Financial Times FT.com

Hopes of breakthrough in trade talks

By Richard McGregor in Dalian

Published: July 12 2005 16:45 | Last updated: July 12 2005 16:45

Trade ministers on Tuesday edged towards a breakthrough in deadlocked talks over agriculture, with the European Union, the US and a large block of developing countries agreeing to consider a new framework for negotiations ahead of a crucial end-of-year meeting in Hong Kong.

The framework, proposed by the G20 group of developing countries, has the potential to break an impasse over farm tariffs, in particular between the EU and the US, ministers said on Tuesday.

“The two extreme interests [of the US and the EU] would not fly,” said Kamal Nath, the Indian commerce and industry minister, who chairs the G20 group.

Ministers from about 30 countries have gathered in Dalian, a Chinese port city, in an effort to produce a framework for negotiations ahead of a meeting of all 148 members of the World Trade Organisation in Hong Kong in December.

The G20 proposal centres on a new five-tier tariff system for developed countries, setting uniform tariff cuts in each band, and also capping the maximum tax on imports at 100 per cent.

The plan offers greater leeway for developing countries, with a four-tiered system and a maximum tariff of 150 per cent. Mariann Fischer Boel, EU agriculture commissioner, said: “We welcome the G20 proposal on market access.”

Rob Portman, US trade representative, also backed the G20 plan as a potential basis for negotiations, saying: “The US is prepared to move, and move to the middle.”

The differences between the world's two largest trading blocs remain substantial, with the EU proposing a variation on the G20 plan to give it greater flexibility to resist sharp tariff cuts. 

The EU is also demanding that the US put on the table a plan to reduce its domestic farm subsidies as part of any negotiating package, something that Mr Portman rejected yesterday as “not realistic”.

With only about two weeks to go before a framework is needed to allow time for the detailed and difficult negotiations ahead of Hong Kong, not everybody was optimistic about a genuine resolution to the impasse. 

“I am pessimistic but I want to be proved wrong,” said Supachai Panitchpakdi,the WTO director-general.

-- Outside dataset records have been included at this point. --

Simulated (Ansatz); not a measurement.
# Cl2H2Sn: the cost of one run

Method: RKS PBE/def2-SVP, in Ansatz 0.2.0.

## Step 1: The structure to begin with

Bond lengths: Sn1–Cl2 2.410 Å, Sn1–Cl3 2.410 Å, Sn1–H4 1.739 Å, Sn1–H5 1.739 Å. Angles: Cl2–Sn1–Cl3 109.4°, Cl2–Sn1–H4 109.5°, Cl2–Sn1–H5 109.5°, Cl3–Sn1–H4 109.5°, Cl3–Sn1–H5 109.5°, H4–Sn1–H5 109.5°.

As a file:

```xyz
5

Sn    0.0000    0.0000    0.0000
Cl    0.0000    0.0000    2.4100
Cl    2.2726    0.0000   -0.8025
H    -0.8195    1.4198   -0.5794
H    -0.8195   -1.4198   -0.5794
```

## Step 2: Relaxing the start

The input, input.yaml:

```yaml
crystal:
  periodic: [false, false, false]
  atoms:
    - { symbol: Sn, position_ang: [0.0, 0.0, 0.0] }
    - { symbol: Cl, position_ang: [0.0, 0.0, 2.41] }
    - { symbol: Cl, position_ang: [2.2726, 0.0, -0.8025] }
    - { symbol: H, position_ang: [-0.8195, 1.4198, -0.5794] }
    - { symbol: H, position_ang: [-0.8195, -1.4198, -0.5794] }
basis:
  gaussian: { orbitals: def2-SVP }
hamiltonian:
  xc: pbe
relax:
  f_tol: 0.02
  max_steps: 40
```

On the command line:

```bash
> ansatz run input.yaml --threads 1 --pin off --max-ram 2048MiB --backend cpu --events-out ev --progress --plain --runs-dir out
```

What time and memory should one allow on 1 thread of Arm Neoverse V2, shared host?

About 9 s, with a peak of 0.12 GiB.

“We have days. We don't have weeks.”

The G20 plan potentially faces stiff resistance from countries such as Japan, Taiwan and South Korea, which have tariffs on farm goods far higher than the caps set by the G20 proposal.

Countries that demand open market access for their farm products, such as Australia and Canada, will want to ensure that the G20 plan, which has steep cuts to the products with the highest tariffs, is not diluted by the EU.

“We want to see a number of bands and we would like to see a progressive formula within each band that will provide the greatest possibility of increase in access,” said Jim Peterson, Canada's trade minister.